Where, as here, a regulation burdens expression but is
content-neutral, we apply the intermediate scrutiny standard
enunciated by the Supreme Court in United States v. O’Brien,
391 U.S. 367 (1968). See Texas v. Johnson, 491 U.S. 397, 407
(1989) (stating that O’Brien test applies where “the
governmental interest in question [is] unconnected to
expression”); 181 South, 2006 WL 1984497, at *4-5 (applying
O’Brien test to liquor-license regulation of adult entertainment
establishments).7 Under the O’Brien test, a regulation is
constitutional only if (1) “it is within the constitutional power of
6
Legislation intended to curb the negative secondary effects
of entertainment establishments is often aimed at “crime rates,
property values, and the quality of the city’s neighborhoods.” City
of Los Angeles v. Alameda Books, Inc., 535 U.S. 425, 434 (2002).
7
We note that the fact that the Challenged Provisions
implicate Pennsylvania’s authority to regulate liquor consumption
does not affect the level of scrutiny applied. Although the Supreme
Court held in California v. LaRue, 409 U.S. 109, 118-19
(1972) that a state has special authority under the Twenty-first
Amendment to limit certain First Amendment rights in locations
serving alcohol, that holding was overturned in 44 Liquormart, 517
U.S. at 516. See 181 South, 2006 WL 1984497, at *4 (noting that
after 44 Liquormart, states no longer have enhanced authority
under the Twenty-first Amendment to regulate expression in places
that serve alcohol).
13
the Government”; (2) it “furthers an important or substantial
governmental interest”; (3) “the governmental interest is
unrelated to the suppression of free expression”; and (4) “the
incidental restriction on alleged First Amendment freedoms is no
greater than is essential to the furtherance of that interest.”
O’Brien, 391 U.S. at 377; see also 181 South, 2006 WL
1984497, at *4. The fourth element of this test is particularly
relevant to our overbreadth inquiry here.8
We conclude that the Challenged Provisions are
substantially overbroad under the fourth O’Brien requirement
because the asserted government interest is not applicable to a
large number of affected establishments. With respect to nude or
topless dancing at clubs or bars, an interest in limiting harmful
secondary effects may justify the Challenged Provisions.
See Carandola, 303 F.3d at 516 (noting that nude or topless
dancing has “‘a long history of spawning deleterious effects’”
and “in most cases a city or state need carry only a minimal
burden to demonstrate its interest in regulation of such activity”)

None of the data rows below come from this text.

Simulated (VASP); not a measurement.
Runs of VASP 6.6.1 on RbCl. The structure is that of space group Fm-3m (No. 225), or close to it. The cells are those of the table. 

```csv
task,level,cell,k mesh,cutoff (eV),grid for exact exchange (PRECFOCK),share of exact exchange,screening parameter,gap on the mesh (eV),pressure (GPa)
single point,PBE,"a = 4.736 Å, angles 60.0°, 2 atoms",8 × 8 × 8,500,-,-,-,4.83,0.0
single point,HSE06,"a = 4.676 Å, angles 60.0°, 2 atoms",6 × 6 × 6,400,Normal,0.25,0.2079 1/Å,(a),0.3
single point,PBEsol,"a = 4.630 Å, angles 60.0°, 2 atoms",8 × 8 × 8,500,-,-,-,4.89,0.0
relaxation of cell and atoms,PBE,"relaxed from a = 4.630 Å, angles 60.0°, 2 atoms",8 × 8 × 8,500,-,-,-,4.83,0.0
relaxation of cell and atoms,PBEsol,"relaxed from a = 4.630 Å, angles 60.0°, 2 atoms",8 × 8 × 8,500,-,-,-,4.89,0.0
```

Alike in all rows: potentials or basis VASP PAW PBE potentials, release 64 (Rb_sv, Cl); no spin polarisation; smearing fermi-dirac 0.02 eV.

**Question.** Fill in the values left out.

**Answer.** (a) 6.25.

(citation omitted). With respect to ordinary theater and ballet
performances, concerts, and other similar forms of
entertainment, however, the Commissioner provides no evidence
that the Challenged Provisions prevent harmful secondary
effects, and we are exceedingly doubtful that they do. Without
evidence of such a connection, there is no state interest to justify
a substantial fraction of the Challenged Provisions’ scope. The
statutory language clearly could have been drafted more
narrowly to specifically target secondary effects associated with
nude or topless dancing. See Erznoznik, 422 U.S. at 217-18
(“Where First Amendment freedoms are at stake . . . precision of
8
There is no question, as to the first three prongs of the
O’Brien test, that Pennsylvania has the constitutional authority to
enact legislation such as the Challenged Provisions, that
Pennsylvania’s interest in limiting certain secondary effects related
to liquor-licensed venues is substantial, and that this interest is
unrelated to the suppression of free expression. See 181 South,
2006 WL 1984497, at *5 (finding O’Brien test satisfied with
respect to state regulation targeting secondary effects of erotic
entertainment in liquor-licensed venues).
14
drafting and clarity of purpose are essential.”); Carandola, 303
F.3d at 517 (observing, with approval, that “jurisdictions with . .
. concerns [about adult entertainment] have adopted narrower
regulations, targeting only those venues where secondary effects
are likely to arise, while leaving other speech unaffected.”).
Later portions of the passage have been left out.